# HYSIDE'S NEW WEBSITE!



## BoilermakerU

Nice! Much better than the old one.


----------



## garcia.galili

No Neos for 2015?


----------



## thinksnow

Looks great! Love the new photos.


----------



## Oslo

Fall Sale?


----------



## johnovice

garcia.galili said:


> No Neos for 2015?


 I believe I saw NEOs in the catalog -- if not on the website, seems like a good idea to add).


----------



## Hyside Inflatables

*NEOs*



johnovice said:


> I believe I saw NEOs in the catalog -- if not on the website, seems like a good idea to add).


Hey All,

Yes, NEOs are still available and we're actually building in ANY model if you order during Pre-Season, before Oct. 31st. ANY Model, from IK to 22' J-rig tubes...

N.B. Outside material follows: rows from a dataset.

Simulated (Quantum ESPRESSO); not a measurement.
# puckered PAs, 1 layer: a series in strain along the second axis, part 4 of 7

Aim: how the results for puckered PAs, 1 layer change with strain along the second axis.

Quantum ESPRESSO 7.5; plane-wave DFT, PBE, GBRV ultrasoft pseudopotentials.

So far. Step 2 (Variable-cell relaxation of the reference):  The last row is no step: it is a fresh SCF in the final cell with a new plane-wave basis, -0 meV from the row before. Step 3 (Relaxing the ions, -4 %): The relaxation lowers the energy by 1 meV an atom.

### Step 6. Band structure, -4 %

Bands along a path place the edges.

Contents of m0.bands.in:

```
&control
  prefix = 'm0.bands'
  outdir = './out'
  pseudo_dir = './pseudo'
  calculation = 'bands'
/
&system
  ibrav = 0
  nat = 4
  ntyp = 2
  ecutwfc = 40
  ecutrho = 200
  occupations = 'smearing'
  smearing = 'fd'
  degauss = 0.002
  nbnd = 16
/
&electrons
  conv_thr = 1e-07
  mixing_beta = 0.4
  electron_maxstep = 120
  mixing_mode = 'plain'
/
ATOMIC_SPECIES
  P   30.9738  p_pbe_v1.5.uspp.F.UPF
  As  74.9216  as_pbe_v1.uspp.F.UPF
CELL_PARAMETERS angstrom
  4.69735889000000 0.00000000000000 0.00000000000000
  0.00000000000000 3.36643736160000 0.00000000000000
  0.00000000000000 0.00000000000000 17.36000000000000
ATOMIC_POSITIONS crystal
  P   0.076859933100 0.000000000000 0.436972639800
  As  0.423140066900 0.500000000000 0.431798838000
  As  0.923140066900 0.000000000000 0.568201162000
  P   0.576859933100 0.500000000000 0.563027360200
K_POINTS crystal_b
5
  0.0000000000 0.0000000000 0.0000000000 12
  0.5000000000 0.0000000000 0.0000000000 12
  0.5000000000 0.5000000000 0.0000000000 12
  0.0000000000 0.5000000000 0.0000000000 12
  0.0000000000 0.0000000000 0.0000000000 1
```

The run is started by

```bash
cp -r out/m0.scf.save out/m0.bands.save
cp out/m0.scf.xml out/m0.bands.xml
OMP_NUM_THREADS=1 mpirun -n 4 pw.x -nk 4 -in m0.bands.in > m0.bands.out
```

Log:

The info on the NEO line is in the new catalog, but correct, not on the new site yet. We wanted to get it live and out there, as we still work out a few things. Glad you like it!

As for a fall sale, we might have something in the works, so stay tuned...


----------



## Hyside Inflatables

*The NEO Line*

The NEO page is live on the new site! Hope you dig it.

We can build any boat in NEO, kayaks, catarafts, rafts, any of our models, as long as you order by Dec. 15th. Give us a ring to discuss!

https://hyside.com/neo-line/


Attached are some pics of an Outfitter 14.0XT NEO we built for The Warrior Institute, a Native American based non-profit organization focused on providing holistic innovative solutions to organize and build Indigenous leadership. Their facebook here...https://www.facebook.com/TheWarriorInstitute


----------



## Matty

Can't seem to find any info on the "frames" you have on the Minis in several of the pictures. What are they, and where are they sold?


----------



## bmagtutu

*John the Welder is the man you need to talk to.*

Welfelt Fabrication
970-874-5737

It will be the best purchase of your rafting career.


----------



## Matty

Thanks!


----------



## Hyside Inflatables

*Frames*

Correct, Welfelt Fabrication in Delta, CO is who's building those lightweight frames. Only 14lbs! They are also a HYSIDE dealer.


----------



## TapStyx

Yep, John set me up with a couple frames and they are light and sweet!


----------



## thinksnow

*Mini Max NEO*

Can't wait for March when my Mini Max Neo comes in. STOKED!


----------